How about a plate of meatballs. Meatballs are popular. They must always have been popular.

Actually, no. There is a tool from Google, the Ngram, where you put in a word and see how frequently is has been used in millions of books over the years. You can get that “usage” history going back to 1800.

What is the history for “meatballs?” Until about 1930, the word hardly appeared at all, then began to creep up, perhaps the result of Italian immigration. By 1960 “meatballs” began to skyrocket in usage. Today, we use the term almost ten times as often as we did back in 1960.

Ever popular, there is an endless supply of recipes. How do Suzi and I judge one of those recipes to see if we want to make it? The very first thing we look at is the meat: we look for a mix of at least two and ideally three meats. And here, in this lovely recipe, you do get the Meatball Trinity: pork, beef and veal.

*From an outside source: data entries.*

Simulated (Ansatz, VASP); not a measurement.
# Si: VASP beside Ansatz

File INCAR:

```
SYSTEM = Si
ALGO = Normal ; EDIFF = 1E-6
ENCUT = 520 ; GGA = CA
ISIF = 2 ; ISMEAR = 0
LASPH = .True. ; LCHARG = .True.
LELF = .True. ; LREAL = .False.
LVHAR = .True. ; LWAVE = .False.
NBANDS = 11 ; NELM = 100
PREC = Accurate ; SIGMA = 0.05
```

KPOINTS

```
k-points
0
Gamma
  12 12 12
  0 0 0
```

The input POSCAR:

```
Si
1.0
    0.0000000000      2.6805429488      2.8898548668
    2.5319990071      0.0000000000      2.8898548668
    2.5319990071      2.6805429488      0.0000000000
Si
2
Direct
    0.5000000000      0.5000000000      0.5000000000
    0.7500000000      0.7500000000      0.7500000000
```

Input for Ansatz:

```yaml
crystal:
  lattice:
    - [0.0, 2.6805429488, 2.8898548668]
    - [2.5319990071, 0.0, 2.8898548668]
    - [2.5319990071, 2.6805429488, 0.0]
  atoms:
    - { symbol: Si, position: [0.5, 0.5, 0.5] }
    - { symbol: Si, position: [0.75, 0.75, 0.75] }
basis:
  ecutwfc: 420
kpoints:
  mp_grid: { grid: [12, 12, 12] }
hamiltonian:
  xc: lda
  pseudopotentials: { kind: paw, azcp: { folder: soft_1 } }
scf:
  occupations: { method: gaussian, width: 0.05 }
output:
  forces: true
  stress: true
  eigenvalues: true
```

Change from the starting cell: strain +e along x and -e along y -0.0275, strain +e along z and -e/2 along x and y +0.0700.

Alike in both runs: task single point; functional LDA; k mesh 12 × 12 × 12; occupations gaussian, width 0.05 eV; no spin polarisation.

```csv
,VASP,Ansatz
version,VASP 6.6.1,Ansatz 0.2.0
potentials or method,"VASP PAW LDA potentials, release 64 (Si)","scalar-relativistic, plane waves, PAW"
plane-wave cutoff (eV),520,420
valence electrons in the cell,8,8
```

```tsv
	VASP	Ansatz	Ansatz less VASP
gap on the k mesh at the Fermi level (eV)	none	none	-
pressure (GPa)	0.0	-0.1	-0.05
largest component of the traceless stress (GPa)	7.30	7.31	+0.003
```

There is a surprise, here, too. Each meatball is stuffed with Burrata cheese. That makes each and every meatball both rich and rewarding. There is a sauce, a Pistachio Basic Pesto, to accompany these meatballs. The combination of cheese inside and this different sauce outside makes this a meatball candidate. Where did we find this recipe? My Life on a Plate by Kelis, a book filled with flavor and, obviously, color.

Add a salad and the beverage of your choice, and you have a superb meal. It’s a great party food and the recipe can be easily scaled for your crowd size. For your Super Bowl Party, these will be remembered long the Seahawks win the game.

My daughter lives in Seattle. My wife loves Jimmy Graham. And I love to watch Russel Wilson dash around the field and then casually toss ball fifty yards.

Okay, I’m writing this seven weeks ahead of the actual Super Bowl. So, either I can going to seem like a football genius to you, or someone who should avoid fantasy football. We’ll see!

Burrata-Stuffed Meatballs with Pistachio Basil Pesto

Yield: 2 dozen meatballs, enough for 6-8 servings


  • 1 pound ground pork
  • 1 pound ground beef
  • 1 pound ground veal
  • ½ red onion, minced
  • 6 garlic cloves, minced
  • 1 tablespoon dried oregano
  • 1 tablespoon plus 2 teaspoons kosher salt
  • 1 tablespoon smoked paprika
  • 2 teaspoons dried basil
  • 1 teaspoon black pepper
  • 1 cup fresh breadcrumbs
  • 8 ounces Burrata
  • 2 tablespoons olive oil
  • 1 recipe Pistachio Basil Pesto [recipe follows]


In a large bowl, mix together the pork, beef, veal, red onion, garlic, oregano, salt, smoked paprika, basil, and pepper, massaging the mixture with your hands to incorporate the ingredients without smashing the meat too much. Put the breadcrumbs on a plate. To shape the meatballs, take 2 ½ ounces of the meat and gently form a patty. Scoop a scant teaspoon of Burrata into the center, fold up the edges, and gently roll the meat into a ball. Roll the balls in the breadcrumbs and put them on a baking sheet. For perfectly round meatballs, put the meatballs in the refrigerator for at least 1 hour and up to overnight to chill; chilling helps them hold their shape when cooked.

Heat the oil over medium heat in a large sauté pan with a lid. Gently tap the excess breadcrumbs from the meatballs, put the meatballs in the oil, and brown them on all sides, 6 to 8 minutes. Cover the pan, turn off the heat, and let the meatballs cook all the way through from the residual heat in the pan, about 8 minutes. Remove the lid, pour the pesto over the meatballs, and turn them gently to coat with the pesto. Serve immediately.

Pistachio Basil Pesto

Yield: 2 cups


  • 6 ounces fresh basil (about 8 packed cups)
  • 1 cup raw unsalted pistachios
  • 2 ¼ cups extra-virgin olive oil
  • 6 to 8 garlic cloves, smashed and roughly chopped
  • 2 ounces spinach (about 2 packed cups)
  • ½ cup finely grated Parmesan cheese (about 8 ounces)
  • 1 teaspoon kosher salt, plus more to taste


Combine all of the ingredients in the bowl of a food processor fitted with a metal blade, or the jar of a blender, and puree. Season with more salt to taste.